3. Performance Testing

Routing switches are normally performance tested under a variety of conditions, at Layer 2 and
Layer 3, for three main parameters: throughput/packet loss rate, congestion control and latency.
Definitions for throughput, packet loss rate and latency are specified in RFC 1242. See

http://www.rfc­

editor.org/

. Unfortunately, there is no clear definition for congestion control. There are numerous tests

that test different aspects of congestion control, none of which is considered the definitive test for
congestion.

Keep in mind that most of these tests are performed in an artificial environment intended to measure
the outer limits of routing switches and rarely, if ever, reflect circumstances a switch would
consistently find in an actual network environment. This is particularly true for congestion type testing.
The applicability of these performance numbers to real world networks has to be interpreted carefully,
as most routing switches in these tests perform to a level significantly exceeding the needs of real
world networks.

Additional comments on each of the parameters follows.

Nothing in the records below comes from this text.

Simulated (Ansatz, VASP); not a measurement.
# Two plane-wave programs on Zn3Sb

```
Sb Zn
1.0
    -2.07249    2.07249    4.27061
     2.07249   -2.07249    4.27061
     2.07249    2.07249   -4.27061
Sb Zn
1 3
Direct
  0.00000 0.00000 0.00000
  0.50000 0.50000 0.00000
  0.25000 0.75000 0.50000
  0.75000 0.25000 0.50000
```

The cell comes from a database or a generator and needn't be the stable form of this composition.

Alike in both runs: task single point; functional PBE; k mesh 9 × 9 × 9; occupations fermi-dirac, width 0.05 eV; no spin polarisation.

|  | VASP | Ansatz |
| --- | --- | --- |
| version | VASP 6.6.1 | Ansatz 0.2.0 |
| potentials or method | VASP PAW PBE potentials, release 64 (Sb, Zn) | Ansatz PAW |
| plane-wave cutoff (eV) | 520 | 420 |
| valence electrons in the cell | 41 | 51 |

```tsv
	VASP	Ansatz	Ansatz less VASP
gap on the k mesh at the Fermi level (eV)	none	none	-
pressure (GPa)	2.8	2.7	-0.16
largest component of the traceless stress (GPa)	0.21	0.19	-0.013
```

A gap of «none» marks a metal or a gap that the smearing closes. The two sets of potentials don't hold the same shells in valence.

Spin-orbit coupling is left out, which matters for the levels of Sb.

3.1 Throughput/Packet Loss Rate

One of the major advantages that ASIC-based routing switches have over the traditional processor-
based routers is that routing can be done near or at wire speed on all ports simultaneously for a cost
considerably less than with a traditional router.

The throughput numbers given in Appendix A are shown for Gigabit-SX and 100Base-TX. The first table
shows the situation where the packets don’t have to leave the module they came in on. Since each
module in the 9300 routing switches routes on the module itself, this first table shows throughput
without any packets traveling the backplane. As shown in the table, the 9308M produces complete wire
speed routing on all ports simultaneously. The maximum number of packets per second that can travel
through the routing switch is also shown in the 64 byte packet size column at 95,238,080. Although not
explicitly measured, this figure would be 47,619,040 for the 9304M (one-half the rate of the 9308M.)
This figure was measured with the routing switch routing IP. It would be the same for IPX routing or
just switching at Layer 2.

The numbers for 100Base-T are full media-speed as well, but since the maximum number of packets
that can be introduced to the switch is limited by the total number of ports possible at 18.8 Gbps
(27,976,280 pps), the routing engines are not taxed at all in this situation.

In the situation where the throughput test is set up such that the destination for all packets requires a
trip across the crosspoint matrix backplane, throughput is at wire speed, except for 64 byte packets
where throughput is 91.3% of wire speed. This is due to the crosspoint matrix handling of 86,956,544
pps maximum. Note that this is a number of packets distinction, not data throughput. At larger packet
sizes where the actual number of packets is less, the data rate through the backplane is at full wire
speed. While this is a limitation in the total throughput of the routing switch, this only happens when
all packets cross the backplane, all packets are 64 bytes in length, and all ports are receiving packets at
wire speed full duplex simultaneously. This situation only happens in a testing environment. (If it
happens momentarily in a real network, the excess packets would be buffered in the modules’ shared
memory until the condition let up or shared memory became full.) To put this into perspective, if the
average packet length through the routing switch exceeds 88 bytes, or if only 6 of the 8 gigabit ports on
the modules have packets that cross the backplane, the backplane will run at full media speed. This
clearly is not a limitation when dealing with real network environments.

This limitation is exactly the same for the 9304M. Since its crosspoint matrix is one-half the size of the
9308M, the matrix can handle 91.3% of media speed at 64 byte packets. The same comments given
above as to why this really isn’t a problem in real environments also holds for the 9304M.